Sports Reference Blog

Save Percentage+ and Goals Saved Above Average

Posted by Mike on October 9, 2013

Today on Hockey Reference we're rolling out two new stats for goalie pages: Adjusted Save Percentage (SV%+) and Goals Saved Above Average (GSAA). First, you can check Broad Street Hockey for a great explanation of adjusted save percentage and goals saved, but for a simple look, consider the 2012-13 NHL season. League-wide, there were 41,827 shots overall and 3,684 goals scored, for a goals against average of 8.81%. Vezina Trophy winner Sergei Bobrovsky had a goals against average of 6.87% -- 29% better than league average, giving him a SV%+ of 129. Taking that 29% better performance into account combined with the number of shots he faced, we say he saved 21.48 goals more than an average goalie would have, given equal playing time.

These stats are especially helpful for comparing goalies across eras: Patrick Roy led the league in save percentage in the 1991-92 season with a .914 SV%; in the 2012-2013 season that would have placed him as the 26th best goalie between Ben Scrivens and Jonas Hiller. However, we can look at his SV%+ of 130 for that year and see that he was actually 30% better than the league average at stopping goals -- better than Bobrovsky, even.

Note that SV%+ has a minimum requirement of 4 shots faced per team game, so that we don't have goalies who stopped 7 of 7 shots faced in their single period played skewing the results. These stats are now up for goalies as far back as the 1983-84 season (the first year we have shots against data for the NHL), and for the entirety of the WHA (1972-1979), and will be updated throughout the year.

5 Responses to “Save Percentage+ and Goals Saved Above Average”

  1. Ty Says:

    In the future, will you be able to separate Sv% between 5-on-5 and power play?

  2. Bill Says:

    Good stuff. I think this is more important than even something like Goalie Point Shares. It's a lot simpler and is a good first step into understanding Save% from an angle that people can identify with. GOALS. How many saved goals does that .932 save% represent? Sometimes it's no more than a .923 save% saved.

    However, I feel like Save%+ is redundant and GSAA is the more telling stat of the two anyway. I would rather see a GSAA using GAA and then an average of the two Goals Saved stats.
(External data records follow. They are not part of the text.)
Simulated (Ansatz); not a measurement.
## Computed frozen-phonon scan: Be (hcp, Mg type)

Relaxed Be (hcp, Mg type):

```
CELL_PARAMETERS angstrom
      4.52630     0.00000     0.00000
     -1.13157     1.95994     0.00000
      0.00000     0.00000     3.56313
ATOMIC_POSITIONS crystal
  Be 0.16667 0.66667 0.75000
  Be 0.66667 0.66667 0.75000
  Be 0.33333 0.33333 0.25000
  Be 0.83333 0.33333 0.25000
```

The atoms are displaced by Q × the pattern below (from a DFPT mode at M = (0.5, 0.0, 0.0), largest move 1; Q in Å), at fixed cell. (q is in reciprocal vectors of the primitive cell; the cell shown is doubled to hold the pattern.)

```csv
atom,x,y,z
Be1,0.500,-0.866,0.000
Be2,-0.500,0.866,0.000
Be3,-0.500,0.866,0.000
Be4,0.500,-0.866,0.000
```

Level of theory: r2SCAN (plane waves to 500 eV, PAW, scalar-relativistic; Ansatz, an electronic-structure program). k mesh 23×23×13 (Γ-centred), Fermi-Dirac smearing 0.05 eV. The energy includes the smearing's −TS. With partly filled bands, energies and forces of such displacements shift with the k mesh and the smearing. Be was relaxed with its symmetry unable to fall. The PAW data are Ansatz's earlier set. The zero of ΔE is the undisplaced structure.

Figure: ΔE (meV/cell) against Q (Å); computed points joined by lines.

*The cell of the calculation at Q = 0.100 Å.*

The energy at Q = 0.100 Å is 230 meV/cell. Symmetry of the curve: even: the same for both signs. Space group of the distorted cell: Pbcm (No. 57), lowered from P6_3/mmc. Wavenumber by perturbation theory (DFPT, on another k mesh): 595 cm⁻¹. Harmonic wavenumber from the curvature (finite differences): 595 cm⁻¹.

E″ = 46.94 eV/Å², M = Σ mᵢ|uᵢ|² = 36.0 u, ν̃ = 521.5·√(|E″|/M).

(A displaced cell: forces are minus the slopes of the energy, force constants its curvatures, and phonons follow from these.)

    But I hope this catches on with more NHL enthusiasts now that it's on a site like this that more people visit compared to somebody's blog.

  3. Bill Says:

    Also, I have to add that if you were to make a GSAA for both Save% and GAA, you could then ditch Adjusted GAA as well since it's just GSAA(GAA) without the final step.

    If you can't tell, I think Goals Saved is one of the best goalie metrics.